Lawyers distance themselves from NSW Bar Association position on proposed consent laws

By Melissa Coade

June 7, 2021

NSW supreme court
The NSW government is dragging the chain on two major law reforms. (Image: Adobe/Rose)

A list of 22 barristers in NSW (most of whom are either silks or Queens Counsel) has been published by former Solicitor-General of Australia Justin Gleeson SC, announcing support for proposed sexual assault reforms in the state — contrary to the position adopted by the Bar Association. 

NSW Bar Association president Michael McHugh expressed concerns about introducing an affirmative consent model in NSW last month. But a splinter group of heavyweight members, senior advocates with either the SC or QC post nominal in recognition of their expertise, have gone on record to say they disagree.

A short media statement issued on behalf of the 22 lawyers said that the reality was, like any other member of the community, barristers were likely to have a range of views on a controversial topic. For their part, the splinter group said they were happy to endorse NSW Attorney General Mark Speakman’s proposed reforms for sexual assault and rape laws.

“Recent years have confirmed that the current balance struck by sexual assault laws is not satisfactory. Something needs to be done. While the rights of the accused should not be lost, the interests of victims need better protection,” the group statement said

“We, like many barristers, believe the A-G’s reforms are sound in principle. We urge all interest groups to work with the NSW government to fine tune the points of detail of the proposal rather than resist a change that is likely ultimately going to bring about better outcomes for the community as a whole.”

McHugh’s main reservations about the proposed affirmative consent model (which shifts the legal standard on consent from from a ‘no means no’ to ‘yes means yes’) was that it could interpret even the smallest gesture, where consent was not an issue, to require an affirmative answer.

He also underscored that the affirmative consent model was not recommended by the NSW Law Reform Commission in a November 2020 report it published on sexual consent laws.

“The New South Wales Bar Association calls upon the government to reconsider the implications of this ill-considered proposal, which goes beyond the model recommended by the New South Wales Law Reform Commission in its recent report,” McHugh said.

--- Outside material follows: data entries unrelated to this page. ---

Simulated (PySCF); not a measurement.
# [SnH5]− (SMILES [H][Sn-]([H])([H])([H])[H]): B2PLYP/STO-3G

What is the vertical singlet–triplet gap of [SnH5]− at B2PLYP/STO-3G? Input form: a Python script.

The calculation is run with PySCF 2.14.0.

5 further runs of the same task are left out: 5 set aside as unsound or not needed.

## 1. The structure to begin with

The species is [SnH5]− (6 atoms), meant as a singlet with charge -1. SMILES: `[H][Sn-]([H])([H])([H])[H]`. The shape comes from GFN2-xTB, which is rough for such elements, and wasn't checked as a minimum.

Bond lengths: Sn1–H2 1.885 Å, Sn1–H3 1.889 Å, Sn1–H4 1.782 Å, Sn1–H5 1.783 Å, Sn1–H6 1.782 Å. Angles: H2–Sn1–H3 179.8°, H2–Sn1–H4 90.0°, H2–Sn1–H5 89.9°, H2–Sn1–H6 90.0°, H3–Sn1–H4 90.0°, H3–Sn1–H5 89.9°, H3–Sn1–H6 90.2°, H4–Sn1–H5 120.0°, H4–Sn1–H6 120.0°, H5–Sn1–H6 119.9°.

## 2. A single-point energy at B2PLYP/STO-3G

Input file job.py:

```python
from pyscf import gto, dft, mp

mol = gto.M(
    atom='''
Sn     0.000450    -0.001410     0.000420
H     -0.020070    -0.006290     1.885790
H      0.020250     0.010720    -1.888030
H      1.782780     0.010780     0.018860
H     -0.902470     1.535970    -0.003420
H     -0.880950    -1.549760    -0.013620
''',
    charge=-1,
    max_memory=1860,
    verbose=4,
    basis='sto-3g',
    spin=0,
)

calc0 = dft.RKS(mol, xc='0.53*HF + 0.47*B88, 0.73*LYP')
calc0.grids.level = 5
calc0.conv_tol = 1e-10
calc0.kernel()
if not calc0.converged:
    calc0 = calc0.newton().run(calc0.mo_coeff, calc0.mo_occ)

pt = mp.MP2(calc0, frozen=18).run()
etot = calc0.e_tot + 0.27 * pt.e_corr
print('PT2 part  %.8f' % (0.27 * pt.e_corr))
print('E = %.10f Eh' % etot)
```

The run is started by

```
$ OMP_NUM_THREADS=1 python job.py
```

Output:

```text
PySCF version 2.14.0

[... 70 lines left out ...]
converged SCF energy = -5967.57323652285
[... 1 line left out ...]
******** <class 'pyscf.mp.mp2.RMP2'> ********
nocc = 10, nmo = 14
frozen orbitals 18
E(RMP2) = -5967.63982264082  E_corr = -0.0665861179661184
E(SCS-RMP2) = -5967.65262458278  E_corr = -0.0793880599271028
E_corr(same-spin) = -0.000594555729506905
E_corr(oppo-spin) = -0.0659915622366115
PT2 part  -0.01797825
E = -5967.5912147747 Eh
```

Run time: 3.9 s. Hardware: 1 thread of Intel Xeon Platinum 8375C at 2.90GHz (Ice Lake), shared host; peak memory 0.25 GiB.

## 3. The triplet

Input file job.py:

The bloc of NSW barristers who have taken a different view to their member organisation say they disagree with the assertion that the reforms are ‘fundamentally misguided and likely to criminal many respectful consensual sexual behaviours’. 

The barristers said they were in favour of introducing the proposed law and linking it with a broader community education program around establishing clear consent during sex and other intimate encounters.